Regression models are very useful for creating predictive models. For this exercise, we will play with some different data yet again. I do this for two reasons. First, it gets a bit old to be using the same data set over and over again. Second, regression analysis relies upon the notion that you are predicting the functional relationship between variables and the various things measured in the classic Rice Center data set are not causal.
So instead, we will be using car data described as:
Cars were selected at random from among 1993 passenger car models that were listed in both the Consumer Reports issue and the PACE Buying Guide. Pickup trucks and Sport/Utility vehicles were eliminated due to incomplete information in the Consumer Reports source. Duplicate models (e.g., Dodge Shadow and Plymouth Sundance) were listed at most once.
And can be loaded into your session as:
library( MASS )
names( Cars93 )
[1] "Manufacturer" "Model" "Type"
[4] "Min.Price" "Price" "Max.Price"
[7] "MPG.city" "MPG.highway" "AirBags"
[10] "DriveTrain" "Cylinders" "EngineSize"

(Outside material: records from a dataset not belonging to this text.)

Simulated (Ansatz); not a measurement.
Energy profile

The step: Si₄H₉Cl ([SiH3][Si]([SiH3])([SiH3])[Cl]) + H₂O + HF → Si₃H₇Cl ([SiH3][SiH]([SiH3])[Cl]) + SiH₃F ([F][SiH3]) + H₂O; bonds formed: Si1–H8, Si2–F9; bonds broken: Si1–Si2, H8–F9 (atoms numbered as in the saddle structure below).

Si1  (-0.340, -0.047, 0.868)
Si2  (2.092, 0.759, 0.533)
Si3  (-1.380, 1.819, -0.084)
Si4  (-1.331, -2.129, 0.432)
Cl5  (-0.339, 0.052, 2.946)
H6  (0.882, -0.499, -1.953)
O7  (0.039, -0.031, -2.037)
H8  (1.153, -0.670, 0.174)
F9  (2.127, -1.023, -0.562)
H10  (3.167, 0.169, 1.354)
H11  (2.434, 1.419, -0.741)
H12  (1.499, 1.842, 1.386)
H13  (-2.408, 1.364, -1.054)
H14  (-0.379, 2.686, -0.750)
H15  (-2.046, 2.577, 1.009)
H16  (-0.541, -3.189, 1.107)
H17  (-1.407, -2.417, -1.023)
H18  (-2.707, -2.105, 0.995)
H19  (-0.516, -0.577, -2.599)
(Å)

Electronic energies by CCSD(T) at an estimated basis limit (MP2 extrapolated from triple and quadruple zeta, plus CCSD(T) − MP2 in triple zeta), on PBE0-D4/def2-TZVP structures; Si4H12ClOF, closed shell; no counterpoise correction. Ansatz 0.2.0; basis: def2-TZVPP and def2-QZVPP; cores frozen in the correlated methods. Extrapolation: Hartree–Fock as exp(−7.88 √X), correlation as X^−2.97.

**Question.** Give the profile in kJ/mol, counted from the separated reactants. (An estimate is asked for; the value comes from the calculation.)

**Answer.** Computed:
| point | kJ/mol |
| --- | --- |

[13] "Horsepower" "RPM" "Rev.per.mile"
[16] "Man.trans.avail" "Fuel.tank.capacity" "Passengers"
[19] "Length" "Wheelbase" "Width"
[22] "Turn.circle" "Rear.seat.room" "Luggage.room"
[25] "Weight" "Origin" "Make"
Manufacturer
Model
Type
Min.Price
Price
Max.Price
MPG.city
MPG.highway
AirBags
DriveTrain
Cylinders
EngineSize
Horsepower
RPM
Rev.per.mile
Man.trans.avail
Fuel.tank.capacity
Passengers
Length
Wheelbase
Width
Turn.circle
Rear.seat.room
Luggage.room
Weight
Origin
Make
The sole question for this topic is to have you figure out the best regression model that describes the variation in car weight in the Cars93
data set. In you evaluation of alternative models, make sure you are looking at the normality of predictors, the relative fit of the alternative models, etc.